So, that’s how things deteriorate over time. Under this global Namespace, here defined as omniShare, we basically distance ourselves from the way storage, the information is stored. We simply say we have a collection of this, the directory structures remain in place, but we are not bound by them. Instead, now as when I make a request, I’m searching for something, it can look across this entire address space and find it. Not have to be pinpointing and [hecking] and pecking, where it is I need it. That allows me to do things pretty interesting way. For example, from a sysadmin standpoint, or devops, I can make a request of the software to say archive anything that’s been untouched in six months. Clearly, nobody is doing anything with this. Why keep it around here? Let’s move that to this Amazon cloud, where I think it’s going to be a lot cheaper for us to keep it there. And so, we can make that request very straightforward, simply by stating these objectives in this panel.
So, here, what we’re – if you can open up this and expand it a little bit, what you would see is we’re looking for a very specific surge criteria in this example, as to what to place somewhere else. And what this is saying is, I want to take any MP4 files that I find here that haven’t been active, haven’t been touched, haven’t been accessed at all, over the past few months, and I’m going to place them in Azure, in the Azure [blob]. If it’s less than that, if the MP4 files that are much – have been touched more recently, not doing a thing with those. Just leave them where they are. In fact, I want to make sure they don’t go get put in object store. Customers have already found that they are identifying a bunch of wasted space from these video clips and that are sitting around unbeknownst to them, tying up a lot of room. And so, this is one way first, to identify the fact that you’ve got a bunch of those, and if you still choose to keep them, to move them off-site, where they’re going to cost you a lot less money.
These same kinds of objectives then can be stated for different criteria, with the intent being that you can define what drives the data placement. And I can use several different parameters to establish that. So, those policies or business objectives can be based on performance characteristics, on resiliency, that is how many nines does this particular file, or this directory, or this project collection need to have? And based on that, to put it in the right place. Or it may be based on the cost that I want, to the maximum cost I want to spend on this class of files, should be reduced like so many cents per terabyte, or per gigabyte, I’m sorry. And I can also be as explicit [in] saying this is in – this group of files, should never leave this location, because I may have, for example, GDPR requirements that prevent me – or some other extraordinary regulation that says those should be confined to a particular area.
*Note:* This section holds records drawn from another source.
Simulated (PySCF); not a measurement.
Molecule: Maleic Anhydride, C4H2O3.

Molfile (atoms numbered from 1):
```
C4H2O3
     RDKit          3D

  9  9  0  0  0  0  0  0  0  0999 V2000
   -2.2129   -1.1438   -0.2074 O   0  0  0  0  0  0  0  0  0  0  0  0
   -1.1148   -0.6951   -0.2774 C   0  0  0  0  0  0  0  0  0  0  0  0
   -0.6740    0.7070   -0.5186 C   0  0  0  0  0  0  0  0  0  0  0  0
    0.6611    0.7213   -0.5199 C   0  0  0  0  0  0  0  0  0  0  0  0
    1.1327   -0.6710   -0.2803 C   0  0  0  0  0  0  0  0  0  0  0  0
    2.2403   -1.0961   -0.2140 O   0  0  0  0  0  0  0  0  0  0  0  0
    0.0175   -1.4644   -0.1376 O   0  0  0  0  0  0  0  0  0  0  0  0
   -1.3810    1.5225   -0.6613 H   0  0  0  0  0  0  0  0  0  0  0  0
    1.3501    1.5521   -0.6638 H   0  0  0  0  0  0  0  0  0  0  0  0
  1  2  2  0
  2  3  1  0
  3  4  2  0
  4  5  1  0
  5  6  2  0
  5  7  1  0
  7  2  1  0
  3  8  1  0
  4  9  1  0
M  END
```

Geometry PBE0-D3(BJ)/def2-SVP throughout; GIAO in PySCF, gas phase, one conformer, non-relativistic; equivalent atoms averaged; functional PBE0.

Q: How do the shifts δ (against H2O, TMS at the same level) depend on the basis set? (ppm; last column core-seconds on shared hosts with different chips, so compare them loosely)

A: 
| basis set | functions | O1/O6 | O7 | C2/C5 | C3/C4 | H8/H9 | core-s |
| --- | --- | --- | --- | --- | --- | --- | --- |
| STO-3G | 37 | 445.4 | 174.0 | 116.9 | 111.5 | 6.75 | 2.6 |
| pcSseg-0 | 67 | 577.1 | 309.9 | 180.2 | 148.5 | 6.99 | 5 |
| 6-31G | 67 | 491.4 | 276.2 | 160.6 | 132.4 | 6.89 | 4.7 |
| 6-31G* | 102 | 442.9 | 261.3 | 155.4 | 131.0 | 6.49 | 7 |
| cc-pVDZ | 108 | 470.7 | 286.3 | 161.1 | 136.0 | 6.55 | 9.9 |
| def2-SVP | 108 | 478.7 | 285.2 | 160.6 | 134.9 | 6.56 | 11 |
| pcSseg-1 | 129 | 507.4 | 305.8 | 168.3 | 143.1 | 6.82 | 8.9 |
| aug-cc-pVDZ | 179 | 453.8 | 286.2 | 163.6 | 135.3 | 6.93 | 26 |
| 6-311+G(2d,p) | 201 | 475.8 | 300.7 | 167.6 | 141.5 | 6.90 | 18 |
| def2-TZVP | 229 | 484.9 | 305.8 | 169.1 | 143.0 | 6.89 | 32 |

And aging is another natural one. Things that just get old. So, I can make these policies [be] very specific, or as we say here, fuzzy, that is fuzzy is I’m not exactly telling you what it is, but I’m giving you some hint, as I really want the five nines; I’m not telling you specifically what kind of storage it should be on. The telemetry that the system gathers, and the additional hints that you tell it about the storage devices underneath, will determine where this is placed, and as systems are put in and out of service, those can be – those decisions then change accordingly. So, that’s part of the machine learning the system is doing. It’s actually gauging the response, and the cost, of the [backend] storage, and from that, aligning your data placement to match your objectives.
This is all done at the file level, so it’s much more granular. Most of us have been accustomed to dealing in coarse volumes, and all of a sudden, all we wanted was two of the – two files out of this entire directory to be put in high-performance storage, but we’re forced to put the entire thing instead there, or to move the entire thing to a different storage system. And that’s just overkill and excess baggage. It also costs a lot of bandwidth. So here, we’re able to do this at the file level. So, with that, I’d like to get another poll from you. David?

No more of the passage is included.